So, in no order at all, here’s my head.


I bought a pre-heated oven. It’s quite a time-saver, but now I weigh over 700 pounds.

I once visited a website that wanted me to create a logout account.

Everybody loves a play on words. Can you make a work on words?

I went to a dressy restaurant and, in the parking lot, I straightened the knot on my tie. But I misspelled it, “not.”
The restaurant wouldn’t let me in.

An Air Force Academy cadet claims to have created a bulletproof substance.¬†Turns out it’s a Christmas fruitcake.

Sign outside a bar in my neighborhood:
You know, because it’s never too early to get your dysfunction on.

I once dated a woman who had multiple personalities, but never at the same time. The relationship ended when she caught her and me cheating on her.

Right now, marijuana stocks are going through the roof. Or not. I can’t remember.

Alleged comedienne Kathy Griffin aired a photo of herself holding President Trump’s alleged head. The White House voiced strong disapproval. Trump’s hair could not be reached for comment.

I wonder what an eitherodontist would do to your mouth?

Bill Clinton has now been accused of assaulting so many women that he had to change his public denial to “Well, that depends on what the meaning of the word ‘are’ are.”

Seriously. How many ways to skin a cat do you really need?

In a surprising new play for niche votes, Hillary “The People’s Uterus” Clinton is now blaming her failed run for President on global warming.

Why can’t a person be outconsistent?

Bill Maher has publicly apologized for using a racial slur. Apparently, the HBO star callously called someone a “white conservative.”

Alleged comedienne Kathy Griffin is now whining that Donald Trump’s family has destroyed her alleged comedy career, now that she, you know, cut off his head and stuff.

Before there was email, was there dmail?

According to a recent poll, 63% of Americans think FBI Director James Comey should not have been fired.
Another 22% said they had no opinion, but they’d always enjoyed visits to Brooklyn’s Comey Island.
And 14% of those polled spelled “Comey” with a K.

Can a person be an outfidel?

I visited a new concept store today — it’s a grocery for single guys.¬†They still have specials, like “BUY 1 GET 3 FREE.” But here’s the new touch: next to the specials, they have a handy trashcan so you can go ahead and toss out the 3 you’ll never get to before the expiration date.

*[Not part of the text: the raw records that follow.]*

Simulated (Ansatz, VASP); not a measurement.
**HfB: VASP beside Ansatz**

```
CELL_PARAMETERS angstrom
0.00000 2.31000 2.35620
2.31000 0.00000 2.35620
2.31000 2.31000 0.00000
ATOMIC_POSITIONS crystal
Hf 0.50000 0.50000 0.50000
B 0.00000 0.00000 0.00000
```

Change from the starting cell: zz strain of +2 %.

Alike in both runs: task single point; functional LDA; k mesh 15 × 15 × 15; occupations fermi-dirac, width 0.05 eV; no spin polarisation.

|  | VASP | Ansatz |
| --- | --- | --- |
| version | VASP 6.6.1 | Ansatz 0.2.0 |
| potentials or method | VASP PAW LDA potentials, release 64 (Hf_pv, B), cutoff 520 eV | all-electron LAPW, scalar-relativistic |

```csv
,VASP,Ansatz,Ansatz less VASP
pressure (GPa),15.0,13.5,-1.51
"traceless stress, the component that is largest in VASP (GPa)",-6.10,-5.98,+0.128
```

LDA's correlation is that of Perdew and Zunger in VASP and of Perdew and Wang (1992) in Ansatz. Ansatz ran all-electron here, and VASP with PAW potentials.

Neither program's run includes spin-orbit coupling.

What would happen if NFL quarterback Tom Brady threw an outerception?

According to the extremely vocal “either-global-warming-or-global-cooling-is-definitely-coming” experts — who seem to be basing their “science” on the current rate of Kool Whip-spray-can gas sniffing by Rust Belt rednecks — Earth’s temperature will rise by 0.02% of one degree by the year 2100. It will be on a Thursday.
These guys expect us to believe they know what the temperature will be a hundred years from now; meanwhile, Willard Scott can’t competently predict the weather for this weekend.

I wonder if there are any animals with a post-hensile tail?

Subject line from this week’s onslaught of spam: MEET SINGLES PARENTS!
Why would I want to meet somebody’s parents?

What do you call a business woman who’s addicted to senseless jargon? An acronymphomaniac.

I almost bought something from a store. The sales clerk gave me a ceipt. Later, I went back and actually bought it, and they gave me a receipt.

All this liberal media hysteria about the Paris Accords has even lured John “Lurch” Kerry out his semi-retirement, where he’s been spending his time running from fights, doing his wife’s laundry, and editing US History schoolbooks so that songwriter-cum-diplomat James Taylor regains his rightful position as the liberator of Europe.

I kept some sour cream in my fridge until after its expiration date. It went good.

The biggest difference between sex and photography is the selfie. That’s all I’m saying.

According to an unconfirmed report, Caitlyn nee Bruce Jenner and Chelsea nee Bradley Manning are dating. Not dating each other, of course … that would be weird.

Once, at a hardware store, I bought two refillable lighters. My parents made me repeat the third grade.

Alleged comedienne Kathy Griffin has retained a law firm to sue Donald Trump, most of his family, and half of his hair. (At that point, she ran out of money.)

I went to a Five Guys burger joint for lunch. Only four guys spoke to me. I retained Kathy Griffin’s law firm.

A guy I know is a concrastinator. He does everything early.

Subject line from this week’s onslaught of spam: HOW TO ATTRACT THE PERFECT GUY
Why would I want to hang out with the perfect guy? Who needs that kind of pressure?

According to a new Gallup poll I read in the paper, US moral values have slid to a seven-year low. On the next page was an article about a guy who was dating his ex-husband’s gender-transitioning priest.

Last night on Netflix, I watched a John Wayne eastern. All the bad guys worked for Fox News.

I wrote a pre-dated check. I think. We’ll see.